Now, you have to remember that at the time a lot of the rock and roll was laughable by today’s standards. The wonderful and visceral and sexual Little Richard, for example, was sanitized by the awful Pat Boone for white kids (remember too this music was burgeoning around the time of the Civil Rights movement in the early).

But, much like Hip Hop was developed by the African American community, and the form was then “appropriated” for even broader commercial exploitation (and believe me, I am not talking the Beastie Boys here) earlier, rollicking rhythm and blues was swiped a la Richard to Boone.

At the time, though, Tutti Fruitti as performed by Little Richard was akin to Jimi Hendrix humping his Strat-O-Caster, or Wendy giving Prince a quasi blow job in the Purple Rain film (she does play a Rickenbacker, though), or anything current from Beyoncé on out.

Still, pop music, which was not necessarily rock and roll, was similarly tamer, and more orchestrated, an off-shoot of Broadway and tin pan alley largely still without the dominance of the electric guitar. Though that was indeed coming.

And, whether it floats your boat or not, or if the songs sound horribly dated and silly, the tunes of Goffin and King, I think, are still just lovely little masterpieces, much in the same league of Phil Spector. In fact, John Lennon noted that he wanted his songs with Paul McCartney to of the same ilk as those of the Dimension duo.

I still feel Will You Still Love Me Tomorrow is among the sweetest of love songs.

One of the things that always nailed me about this production is the beautiful tremoly rake of the electric guitar on the “one” of each measure. Such a simple and sweet effect, and one that has impressed me to the tune that I try to employ it often when I am playing rhythm guitar.

By the time Pleasant Valley Sunday hit it, the Beatles had come and guitars were happening and even Hippies were here, criticizing the plastic life of the suburbs, so Goffin came up with this:

Oddly this is a song I always kind of wanted to cover in some band or another.

So, last week, Goffin passed away at the age of 75.

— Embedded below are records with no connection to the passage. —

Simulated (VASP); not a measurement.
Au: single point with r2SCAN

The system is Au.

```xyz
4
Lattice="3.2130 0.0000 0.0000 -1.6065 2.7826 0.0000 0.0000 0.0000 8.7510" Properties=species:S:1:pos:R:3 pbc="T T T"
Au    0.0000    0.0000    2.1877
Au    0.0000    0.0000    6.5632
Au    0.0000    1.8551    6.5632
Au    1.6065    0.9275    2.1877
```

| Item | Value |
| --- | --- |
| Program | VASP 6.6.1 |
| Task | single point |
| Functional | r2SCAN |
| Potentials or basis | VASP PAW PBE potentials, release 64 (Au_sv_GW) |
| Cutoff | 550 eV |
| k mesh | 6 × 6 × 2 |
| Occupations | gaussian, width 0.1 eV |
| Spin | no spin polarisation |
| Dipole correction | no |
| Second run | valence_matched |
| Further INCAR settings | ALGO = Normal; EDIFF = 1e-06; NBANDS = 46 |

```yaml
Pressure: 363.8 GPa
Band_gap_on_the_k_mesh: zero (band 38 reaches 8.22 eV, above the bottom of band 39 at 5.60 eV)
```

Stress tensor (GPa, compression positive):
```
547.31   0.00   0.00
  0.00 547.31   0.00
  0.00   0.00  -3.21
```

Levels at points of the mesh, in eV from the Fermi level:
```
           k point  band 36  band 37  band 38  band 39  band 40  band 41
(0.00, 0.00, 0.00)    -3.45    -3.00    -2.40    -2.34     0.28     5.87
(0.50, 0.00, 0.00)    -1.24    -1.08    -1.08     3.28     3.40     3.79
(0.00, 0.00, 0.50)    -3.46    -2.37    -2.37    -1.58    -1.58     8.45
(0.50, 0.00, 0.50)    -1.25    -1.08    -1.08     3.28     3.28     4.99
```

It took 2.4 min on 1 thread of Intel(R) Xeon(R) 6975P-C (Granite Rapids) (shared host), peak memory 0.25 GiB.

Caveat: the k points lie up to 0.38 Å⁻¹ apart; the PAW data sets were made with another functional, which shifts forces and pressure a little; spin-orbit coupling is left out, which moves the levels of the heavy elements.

Though I have been so remiss at contributing here at the site–it is hard once my work week begins to find time for much else, but, well, 185 more calendar days–I could not let his passing go without honoring and thanking just a great songwriter and influence on my life.

So, I will close with one other tune from the pair, and the one that introduced me to the voice of Carole King:

Thanks Gerry. Peace out.

 

Reading The Flamethrowers

elle-the-flame-throwers-de-mdnRachel Kushner’s novel about life in New York in the late 70s is really lively. Her protagonist lived on Mulberry Street in the late 70s, between Spring and Prince. I lived on Mulberry between Prince and Houston. This is a book with historical resonance for me, and dissonance when something is wrong, since Rachel Kushner most definitely was 10 years old when the action was going down.

Not much is wrong, but there is a subplot about a revolutionary group called the Motherfuckers that pushes credulity. A chapter is devoted to their “actions,” including robbing banks, that seem appropriately cool rather than outrageous. Except for this one action:

“Beat up a rock band from Detroit called the Stooges. Beat the shit out of them for not being tough enough, and having a reputation for intensity though it was unearned. The Stooges had played at a rock club on Second Avenue, and just after their set ended word spread that the band was piling into their limousine and heading off to Max’s Kansas City for dinner with rich people and celebrities. The crowd became enraged, dragged the singer and his bandmates from their limousine and forced them back inside the club. The Motherfuckers concentrated on pummeling the singer and then pissed on his satin pants. Which he was still wearing as he lay on his side, groaning. Not quite in the same way he had groaned and yowled onstage, trying to peddle his fake intensity to the young girls, among them Love Sprout and Nadine, Fah-Q’s and Burdmoor’s respective womenfolk. Fah-Q and Burdmoore crossed streams of urine over the body of the singer, and Burdmoore knew that brotherly pacts ended badly. But he was in it to the end. He was ready for badly.”

Link: A Fun Read About Black Metal


Black Metal: Evolution of the Cult is a new book about the rock that worships Satan, or is cold as ice, or screams.

Michael Robbins writes a fun review of the book that is also a history and survey of the scene. The hed, “I never personally said I invented the death grunt,” is a quote from a real live rocker.

VOTE IN THE COMMENTS: Beatles vs. Stones


I’m reading this book, called Beatles vs. Stones, by John McMillan. It’s been a fun telling of the times when the two bands overlapped during their histories.

The New York Library is having a debate, with Mike Meyers and some other folks facing off on this hot issue, on February 27th, at Lincoln Center.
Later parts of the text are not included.